"The Fireflies: A Children’s Play with Music Produced in Terezín."
Professional Background
Dr. Lauren McConnell is Assistant Professor in Communication and Dramatic Arts at Central Michigan University. Previously she taught at the University of Pittsburgh and Łódź University (Poland) as a visiting professor and was a Fulbright lecturer at the University of Constantine the Philosopher (Slovak Republic) and Plovdiv University (Bulgaria). She received a PhD in theater and drama from Northwestern University, where her dissertation, which was supported by a Boren Graduate International Fellowship, explored censorship and its effect on Czech playwriting under communism. For her Charles H. Revson Foundation Fellowship, she conducted research for her project “The Fireflies: A Children’s Play with Music Produced in Terezín.”

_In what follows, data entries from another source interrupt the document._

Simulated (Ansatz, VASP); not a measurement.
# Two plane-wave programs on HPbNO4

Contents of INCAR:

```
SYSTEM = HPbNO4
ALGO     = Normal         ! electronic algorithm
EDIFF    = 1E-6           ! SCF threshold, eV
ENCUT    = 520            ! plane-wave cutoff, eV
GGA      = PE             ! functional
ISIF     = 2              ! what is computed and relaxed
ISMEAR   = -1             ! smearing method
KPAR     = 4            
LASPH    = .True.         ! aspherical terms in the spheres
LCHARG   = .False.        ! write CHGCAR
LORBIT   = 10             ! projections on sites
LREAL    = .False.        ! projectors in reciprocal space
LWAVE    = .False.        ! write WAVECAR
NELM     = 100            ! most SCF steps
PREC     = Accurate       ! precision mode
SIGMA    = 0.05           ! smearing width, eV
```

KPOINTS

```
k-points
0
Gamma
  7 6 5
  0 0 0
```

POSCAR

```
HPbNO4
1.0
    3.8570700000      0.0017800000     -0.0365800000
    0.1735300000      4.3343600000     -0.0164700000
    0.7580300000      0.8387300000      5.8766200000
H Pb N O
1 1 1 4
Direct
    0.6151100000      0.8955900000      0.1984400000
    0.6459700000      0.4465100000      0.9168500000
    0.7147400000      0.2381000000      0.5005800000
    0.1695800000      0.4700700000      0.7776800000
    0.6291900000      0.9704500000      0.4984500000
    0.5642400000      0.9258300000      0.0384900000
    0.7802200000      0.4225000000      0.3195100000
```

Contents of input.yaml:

Dr. McConnell is both a scholar and a playwright. Her recent academic publications include “Understanding Paul Robeson’s Soviet Experience” (2010) in Theatre History Studies; “The Dramatic Choice of Cooperation and Non-Violence: Vaclav Havel’s Tomorrow We Will Start Up!” (2008) in Discourses and Spaces of (In)tolerance; and “Daniela Fischerová’s The Massage Table: Politics and Guilt in Post-Communist Czechoslovakia” (2000) in Modern Czech Studies.
Among her recent conference presentations are “Learning from The Fireflies,” Association for Jewish Theatre, Los Angeles (2012); “Entropa R Us,” Comparisons, Interactions, and Contestations within/across Borders, Bucharest University (Romania, 2010); “The Success of Censorship: Czechoslovak Playwriting during the Normalization,” International Federation for Theatre Research, Lisbon (Portugal, 2009); and “Chicago-Czech Diasporic Theatre and Finian’s Rainbow: It’s About Us,” American Society for Theatre Research, Boston (2008).
Productions of Dr. McConnell’s plays include Socrates Was Ugly, Prague Fringe Theatre Festival (2011); My Ántonia, adapted from Willa Cather’s novel, Central Michigan University’s Riecker Literary Series (2010); What I Did For Love, Broadway Theatre, Mount Pleasant, Michigan (2009); Words Are Something Else, Jewish Theatre Ensemble at Northwestern University (2000); The Northern Lights, Actor’s Theatre of Louisville (1998); and Maytags, Harold Clurman Theatre, New York City (1996).
Fellowship Research
During her tenure at the Center, Dr. McConnell researched The Fireflies, a play with music produced in the Terezín camp-ghetto during World War II. Using witness testimony and archival evidence, she wrote a new version of The Fireflies that incorporates the history of the Terezín production and honors those involved in it. Her goal was to create a play to be performed by today’s children, who will learn about the Holocaust in the process of rehearsing and performing it. She also is writing a book that focuses on the lives of the three women who collaborated on The Fireflies in Terezín: actress/director Vlasta Schönová (later Nava Shean), dancer/choreographer Kamila Rosenbaumová, and artist Friedl Dicker-Brandeis, who coordinated the costumes and set.
Dr. McConnell was in residence at the Mandel Center from May 1 to July 30, 2012.